The University goes through a full accreditation examination every 10 years. In the spring of 2001, a main committee made up of 19 faculty and staff was appointed to steer the current NACS accreditation process. From there, several subcommittees were formed to address in meticulous detail, standards dealing with the institutional mission and goals; educational programs and their effectiveness; students; faculty; library and information resources; governance and administration; finance; physical resources; and institutional integrity. Collectively, these self-assessment teams are responsible for composing a 250- page study of the University that will be presented to the NACS accreditation team as the basis of its interviews to be conducted during a three-day on-site visit October 2003.

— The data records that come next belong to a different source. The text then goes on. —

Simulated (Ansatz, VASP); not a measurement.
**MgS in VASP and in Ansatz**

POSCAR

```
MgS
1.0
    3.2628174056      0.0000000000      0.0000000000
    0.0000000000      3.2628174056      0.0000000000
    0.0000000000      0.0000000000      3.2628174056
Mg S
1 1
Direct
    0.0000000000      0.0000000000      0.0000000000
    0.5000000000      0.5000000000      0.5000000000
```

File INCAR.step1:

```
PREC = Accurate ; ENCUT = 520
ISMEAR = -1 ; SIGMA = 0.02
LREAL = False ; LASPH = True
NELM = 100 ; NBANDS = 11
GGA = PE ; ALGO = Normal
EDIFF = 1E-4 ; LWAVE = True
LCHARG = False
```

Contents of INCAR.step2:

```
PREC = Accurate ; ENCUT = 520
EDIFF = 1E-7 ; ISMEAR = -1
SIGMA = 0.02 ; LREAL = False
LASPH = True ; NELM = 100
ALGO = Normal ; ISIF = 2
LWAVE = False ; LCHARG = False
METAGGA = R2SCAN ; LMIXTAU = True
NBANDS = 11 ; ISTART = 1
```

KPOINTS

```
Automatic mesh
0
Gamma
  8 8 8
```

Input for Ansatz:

In October 2002, the Board of Trustees approved a vital part of the process-that is, the University's Strategic Plan, consisting of the school's vision statement, mission statement and list of strategic goals. These documents and updated details of the NACS accreditation process can be accessed at www.suu.edu/ad/accreditation/.
Without this overall accreditation by NACS, specific accreditations cannot be pursued. "One of the eight stated goals of the University is to seek specialized accreditation," Provost Harraf states. "We believe that these in particular are an investment in quality for our students, their employers and the University as a whole." Following are summaries of some of the specialized accreditation processes simultaneously going on at SUU.
Prent Klag, chair of the Teacher Education department, knows very well what accreditation is all about, as his department is knee-deep in the process of affirming it meets, if not surpasses, the standards of the National Council for the Accreditation of Teacher Education (NCATE), the most prestigious of all teacher accreditation agencies.
Klag admits that despite its grueling requirements, the accreditation process has actually been a positive and productive exercise for the Department. "We don't view it (NCATE) as a beast, even though it may be!" Klag teases. "NCATE has inspired us to identify our strengths and areas that need improvement. It is clarifying how to hire the best faculty, how to compose and stay with a formal strategic, long-term plan for our entire program."
The NCATE accreditation process the Teacher Education department is pursuing is a new endeavor. And at the same time, NCATE is setting new standards to be met. Lee Montgomery, associate dean of the College of Education and associate professor of education, explains, "Engaging in the process of program review and assessment required for accreditation will lead to significant improvement in the quality of SUU's Teacher Education program."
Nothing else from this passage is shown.